Frenchman’s Cap - Trail Head to Lake Vera
Shadowy rainforest, rushing rivers, buttongrass plains and enticing views
We acknowledge and respect Tasmanian Aboriginal peoples as the State's first peoples and recognise them as the traditional owners and continuing custodians of the land and waters of this island, lutruwita (Tasmania) on which we work, learn and live.
The first day of this spectacular, varied and remote hike in the Franklin-Gordon Wild Rivers National Park offers an enticing taste of what is to come. After setting off from the car park, you’ll initially traverse undulating terrain, crossing the Franklin River before a steady southwesterly climb to Mt Mullens, where you’ll get your first inspiring glimpses of rugged Frenchman’s Cap and its surrounding ridges. Continuing southwest, a long descent brings you to the Loddon River and another fun suspension bridge, followed by the Loddon Plains with its golden buttongrass and tea tree. You’ll have one more climb through rain forest to reach Romney Plain and a short descent to the hut at Lake Vera.
Looking at the elevation difference between the car park (390m) and Lake Vera Hut (570m) is misleading, because you have several climbs and descents in between, so the cumulative elevation gain for the day is more like 700m (2300ft) than 180m. Although the terrain on the plains is now mostly excellent underfoot and much improved from the chest-deep bogs of the original route across the ‘Sodden Loddens’, you’ll still traverse muddy sections, as well as rough and rooty track in the rainforest. Slower hikers will enjoy this walk if they are conservative in their time estimations. We found it the most demanding day (and heard others did too) — it took us 8 hours at a relaxed pace — but we did encounter two runners completing the entire trail in a single day, so YMMV!
How to Make Today Easier
As always, an early start is the best option for slower hikers aiming to complete a challenging section in a single day (transport and access details in Planning and Tips). For those travelling some distance to the car park, you have the option of a few small informal camp sites close to the start of the track so you can stay overnight before heading to Lake Vera Hut at sparrow fart.
Alternatively, split the day in half and stay at one of the pleasant campsites right beside the Lodden River (bring leech repellant). The Yellow Toolbox tent platform (9.1km / 5.6 miles from the Trail head) only has room for one or two small tents, and is used by Parks Services for equipment, so may or may not be available.
You’ll find plenty of water along the track so need not load up for the entire day at the start; top up at Loddon River to keep your pack light. Although some hikers don’t carry a tent because of the (very comfortable) huts, we strongly recommend bringing one in this region: a shelter whilst on track is an essential safety item in case of accidents and the potential for hypothermia in notoriously changeable weather.

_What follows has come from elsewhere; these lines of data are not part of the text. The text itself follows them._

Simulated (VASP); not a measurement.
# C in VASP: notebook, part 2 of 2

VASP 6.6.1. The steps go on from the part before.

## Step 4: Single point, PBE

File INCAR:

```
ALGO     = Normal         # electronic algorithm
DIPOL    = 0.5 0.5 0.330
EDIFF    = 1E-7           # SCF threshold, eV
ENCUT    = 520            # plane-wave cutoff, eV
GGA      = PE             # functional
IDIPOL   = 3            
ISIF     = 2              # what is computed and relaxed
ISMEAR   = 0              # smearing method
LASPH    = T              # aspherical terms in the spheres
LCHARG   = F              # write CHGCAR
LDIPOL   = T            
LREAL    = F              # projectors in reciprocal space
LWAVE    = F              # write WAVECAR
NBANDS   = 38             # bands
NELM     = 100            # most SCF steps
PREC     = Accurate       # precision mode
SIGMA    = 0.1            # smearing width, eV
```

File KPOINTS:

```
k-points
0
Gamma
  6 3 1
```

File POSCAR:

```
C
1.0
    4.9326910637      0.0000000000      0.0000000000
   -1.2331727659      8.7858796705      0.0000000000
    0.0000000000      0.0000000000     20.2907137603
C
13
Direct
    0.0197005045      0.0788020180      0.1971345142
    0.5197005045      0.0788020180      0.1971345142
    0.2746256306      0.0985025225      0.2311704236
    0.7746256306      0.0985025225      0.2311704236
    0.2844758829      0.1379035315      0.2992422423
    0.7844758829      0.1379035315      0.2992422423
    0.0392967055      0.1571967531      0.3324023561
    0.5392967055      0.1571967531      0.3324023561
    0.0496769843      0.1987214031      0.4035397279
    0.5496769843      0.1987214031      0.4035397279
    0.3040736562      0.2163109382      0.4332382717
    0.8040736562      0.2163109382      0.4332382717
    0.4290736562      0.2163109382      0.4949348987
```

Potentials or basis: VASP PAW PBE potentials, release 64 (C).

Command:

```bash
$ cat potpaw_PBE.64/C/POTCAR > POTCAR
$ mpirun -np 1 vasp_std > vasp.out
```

See our Planning and Tips for more logistics and details.
Walk with Us:
Instead, like most hikers, we use a layering system. Materials vary but the principles remain the same: a sweat-wicking base layer against the skin, an insulating layer over that, and a waterproof rain shell on the outside.
We use a light wool baselayer (short or long-sleeved); other people prefer silk or synthetic, but never cotton or bamboo, both of which are cold when wet, absorb moisture and take forever to dry. Next is a fleece, usually synthetic — cheap brands are often equally warm, just a little bulkier, heavier and less durable than expensive ones — and last is the rain shell on the outside.
When you stop for a break in very cold weather, you can layer the puffy between the fleece and the rainshell, but need to take it off again when you start walking. In camp where you’re not exerting yourself, you can wear all layers too. A layering system is considered best practice: avoid buying a heavy insulated waterproof jacket because it will be too hot for hiking in and has the potential to wet out. Ensure a rain shell is sufficiently loose that it doesn’t compress the fleece and/or down insulation when it’s layered underneath.
Highly breathable rainshells like the Visp may be insufficiently warm in camp because they aren’t windproof. For this region, we’d recommend a 3 layer goretex (or equivalent) jacket with a hydrostatic head rating of at least 20,000mm and preferably around 30,000mm, especially if your pack is not ultralight, or your jacket will seep at the shoulders and back. Many hikers also carry rainpants, especially if their jacket is hip length rather than thigh length.
Fortunately, this afternoon there is no need for rain gear: the hut is warm and comfortable with the sun pouring in the west-facing window. A sturdy soul has gone for a dip in the lake (more details in Planning and Tips).
The first day of this hike has lived up to its promise of variety, beaut views and a remote ambience, and we have been told that each successive day is more spectacular than the last. This is exciting because we both loved today’s views. What will tomorrow bring?